The covenant at Gerizim and Ebal was also a collective act. Half the tribes stood on one mountain, half on the other, and the entire nation responded in unison to the blessings and curses. In that moment, Israel became bound together in responsibility for one another. Sin or faithfulness was not an individual matter alone; the fate of one could affect the whole. This explains why, when Achan secretly took from the banned spoils at Jericho, Israel as a nation was defeated at Ai. One man’s hidden sin brought calamity upon everyone until it was confronted. The same dynamic nearly led to civil war when the tribes of Reuben, Gad, and the half-tribe of Manasseh built an altar by the Jordan. The rest of Israel assumed it was an act of rebellion that could draw God’s wrath upon the whole people. They were prepared to fight their brothers rather than risk collective guilt. Only when it was clarified that the altar was not for sacrifice but as a memorial of unity was the crisis resolved. These stories echo the lesson of Gerizim and Ebal: the covenant is shared, and the responsibility for blessing and curse belongs to all Israel together.

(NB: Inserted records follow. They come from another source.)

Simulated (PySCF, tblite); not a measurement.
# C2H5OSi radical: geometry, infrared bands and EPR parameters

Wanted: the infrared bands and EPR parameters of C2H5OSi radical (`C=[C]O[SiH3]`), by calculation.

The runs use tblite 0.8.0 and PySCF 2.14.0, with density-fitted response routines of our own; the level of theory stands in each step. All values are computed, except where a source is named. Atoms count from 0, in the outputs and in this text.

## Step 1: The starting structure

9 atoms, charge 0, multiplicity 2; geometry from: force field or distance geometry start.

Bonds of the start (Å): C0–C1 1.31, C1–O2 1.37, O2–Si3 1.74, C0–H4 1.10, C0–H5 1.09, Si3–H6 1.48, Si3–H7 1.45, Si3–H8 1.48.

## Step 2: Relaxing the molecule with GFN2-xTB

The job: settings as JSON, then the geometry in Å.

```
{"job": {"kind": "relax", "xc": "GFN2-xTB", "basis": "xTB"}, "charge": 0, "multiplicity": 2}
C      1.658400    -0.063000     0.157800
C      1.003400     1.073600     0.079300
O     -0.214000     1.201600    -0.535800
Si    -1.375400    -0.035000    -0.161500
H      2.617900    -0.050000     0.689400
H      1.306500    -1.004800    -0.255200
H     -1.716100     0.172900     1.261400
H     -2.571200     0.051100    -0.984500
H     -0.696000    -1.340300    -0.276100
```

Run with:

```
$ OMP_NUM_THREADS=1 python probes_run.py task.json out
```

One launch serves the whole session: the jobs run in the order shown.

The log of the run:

After this dramatic introduction, Parashat Re’eh turns to the practical outworking of blessing and curse in daily life. First comes the command to centralize worship at the place God will choose. Israel is forbidden to offer sacrifices wherever they please. The entire nation must be drawn together in one sanctuary, just as they once stood together at Gerizim and Ebal. A single center of worship was the only way to preserve unity and prevent splintering into rival cults.
The portion then warns against idolatry in all its forms—whether led by a false prophet, a family member, or even a whole town. The reason is clear: idolatry is not just a personal betrayal; it endangers the covenant and thus threatens everyone. To tolerate it would be to invite the curse of Ebal upon the nation. This, too, recalls Jacob’s act near Shechem, where he buried the foreign gods under a tree before approaching God, purging his household of corruption.
The laws that follow touch daily life: dietary practices, tithes, the remission of debts in the sabbatical year, generosity toward the poor, and the release of slaves. Each of these is framed by the same covenantal logic. Blessing flows when the community cares for all its members; curse follows when some prosper at the expense of others. Israel is reminded that it was once enslaved in Egypt and must not enslave its own. They are told that there should be no poor among them, for God intends to bless them in the land. These social and economic commands express in practical form the same truth dramatized on the mountains: the well-being of the whole depends on the faithfulness of each, and the care of each depends on the commitment of the whole.
The section concludes with the pilgrimage festivals—Passover, Shavuot, and Sukkot—when the people are to gather at the central sanctuary. These festivals are national reenactments of covenantal unity. Just as the people once stood divided on two mountains yet joined as one in proclaiming “Amen,” so too must they come together in joy, each family and every social class included, rejoicing before God. Blessing is not complete until everyone, from the Levite to the orphan and widow, shares in it.
From this point on, the rest of Deuteronomy continues to expand and reinforce the themes introduced in Re’eh.